# Evaluating limit of indeterminate form

I am trying to formally evaluate the following limit: $\lim \limits_{x \rightarrow \infty} x \; \sqrt[]{\frac{3}{2}-{\frac{3x}{4\pi}}\sin(\frac{2\pi}{x})}$. Empirically, the function appears to be converging to $\pi$. Although I am wondering how to obtain this. Directly substituting $\infty$ for $x$ in the expression (dropping the $\frac{3}{2}$ in the radical) gives $\infty*\sqrt[]{-\infty*0}$, which I take is of indeterminate form. How might I use L'Hopital's Rule or another method to evaluate this limit?

Moving the $x$ into the radical gives us the following:
\begin{align} x\sqrt{\frac32-\frac{3x}{4\pi}\sin(\frac{2\pi}x)} & = \sqrt{x^2\left(\frac32-\frac{3x}{4\pi}\sin(\frac{2\pi}x)\right)} \\ & = \sqrt{\frac32x^2-\frac{3x^3}{4\pi}\sin(\frac{2\pi}x)} \\ \end{align}
consider the substitution $x=1/u$ to transform the limit into $\lim_{u\to0}$ and make the sine part in the more normal form. Then change all of the $\sin(u)$ to $u$, which is true for very small $u$.
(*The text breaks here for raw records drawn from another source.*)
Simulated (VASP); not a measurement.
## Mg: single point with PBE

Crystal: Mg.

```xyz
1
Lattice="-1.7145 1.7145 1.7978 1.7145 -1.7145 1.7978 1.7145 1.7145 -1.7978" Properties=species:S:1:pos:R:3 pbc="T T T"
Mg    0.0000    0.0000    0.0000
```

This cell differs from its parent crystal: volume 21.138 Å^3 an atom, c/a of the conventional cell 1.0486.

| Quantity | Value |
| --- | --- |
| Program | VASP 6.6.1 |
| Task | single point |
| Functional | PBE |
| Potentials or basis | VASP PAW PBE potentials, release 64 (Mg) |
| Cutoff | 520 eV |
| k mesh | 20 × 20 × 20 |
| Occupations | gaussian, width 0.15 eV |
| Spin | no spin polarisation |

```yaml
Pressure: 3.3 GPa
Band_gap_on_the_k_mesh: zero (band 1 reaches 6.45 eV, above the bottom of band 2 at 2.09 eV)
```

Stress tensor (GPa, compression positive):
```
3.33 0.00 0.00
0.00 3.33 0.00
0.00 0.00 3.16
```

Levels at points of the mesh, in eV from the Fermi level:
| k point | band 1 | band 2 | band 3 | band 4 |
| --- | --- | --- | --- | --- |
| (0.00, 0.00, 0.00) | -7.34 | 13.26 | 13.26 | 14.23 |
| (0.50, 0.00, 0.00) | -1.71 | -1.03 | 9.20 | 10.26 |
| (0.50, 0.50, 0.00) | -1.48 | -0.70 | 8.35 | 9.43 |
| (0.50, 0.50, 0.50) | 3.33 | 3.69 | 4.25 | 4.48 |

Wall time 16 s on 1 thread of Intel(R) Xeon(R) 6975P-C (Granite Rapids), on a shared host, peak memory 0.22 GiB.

$$E^2=\frac{3x^2}{2}-\frac{3x^3}{4\pi}\sin\left(\frac{2\pi}{x}\right)$$ Putting$\frac{2\pi}{x}=t$ we get $$E^2=\left(\frac{2\pi}{t}\right)^2\left(3-\frac 32\cdot\frac{\sin t}{t}\right)\Rightarrow \lim_{t\to 0}\left(\frac{2\pi}{t}\right)^2\left(3-\frac 32\cdot\frac{\sin t}{t}\right)=\infty$$ The expression $E$ tends to $\infty$.